Third Breonna Taylor grand juror comes forward to criticize handling of case

Another person who sat on the Breonna Taylor grand jury has come forward to criticize officials' handling of the case, claiming that prosecutors only wanted to give officers a “slap on the wrist” for their role in the deadly shooting.

“I felt like there should’ve been more charges,” she said.

The woman, who has remained anonymous, is the third juror to speak about the contentious legal proceedings. Two other members of the panel have previously claimed they were not given an opportunity to consider homicide charges against the officers who carried out the no-knock warrant that culminated in Taylor’s death.
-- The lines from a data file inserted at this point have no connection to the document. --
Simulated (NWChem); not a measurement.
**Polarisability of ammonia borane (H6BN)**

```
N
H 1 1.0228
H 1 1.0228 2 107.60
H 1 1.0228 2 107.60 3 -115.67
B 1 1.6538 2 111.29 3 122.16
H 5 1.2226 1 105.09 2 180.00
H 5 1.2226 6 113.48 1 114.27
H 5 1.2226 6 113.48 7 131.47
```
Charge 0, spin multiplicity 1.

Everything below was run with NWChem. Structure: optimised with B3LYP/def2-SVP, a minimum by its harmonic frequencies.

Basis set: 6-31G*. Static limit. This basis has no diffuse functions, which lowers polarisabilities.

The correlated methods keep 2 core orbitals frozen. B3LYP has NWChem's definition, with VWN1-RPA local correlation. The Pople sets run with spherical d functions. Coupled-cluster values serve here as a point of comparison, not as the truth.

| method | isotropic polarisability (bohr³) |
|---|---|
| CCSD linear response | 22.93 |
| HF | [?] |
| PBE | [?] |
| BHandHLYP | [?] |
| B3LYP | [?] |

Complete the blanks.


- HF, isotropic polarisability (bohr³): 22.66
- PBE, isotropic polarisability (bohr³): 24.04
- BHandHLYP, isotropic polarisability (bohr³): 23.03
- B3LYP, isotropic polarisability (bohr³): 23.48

Taylor, a Black EMT, was asleep in bed with her boyfriend on March 13 when three undercover Louisville cops — Jonathan Mattingly, Brett Hankison and Myles Cosgrove — burst into her home at around 12:40 a.m. She was shot several times during the botched narcotics raid, which did not turn up any evidence of drugs in the Louisville residence, and pronounced dead on the scene.

Hankison was charged by the grand jury with three counts of wanton endangerment in the case, a low-level felony, for firing into a nearby apartment, where people had been present at the time.

The two officers who allegedly shot Taylor were not charged by the grand jury.

In her interview with the Associated Press on Monday, the latest juror to come forward accused Kentucky Attorney General Daniel Cameron of rushing to “close” the case instead of seeking justice for 26-year-old Taylor and her family.

“No that’s not the end of it,” she recalled thinking. “I didn’t feel that the family was getting justice.”

She added that she and her fellow panel members became frustrated by Cameron’s comments following the indictment, suggesting that the grand jurors “agreed” no other charges were justified after prosecutors “walked them through every homicide offense."

The other two jurors have similarly released statements contradicting these claims from Cameron.

“I felt like he was trying to throw the blame on somebody else, that he felt like we as jurors, we weren’t going to [speak] out,” she said. “He made it feel like it was all our fault, and it wasn’t.”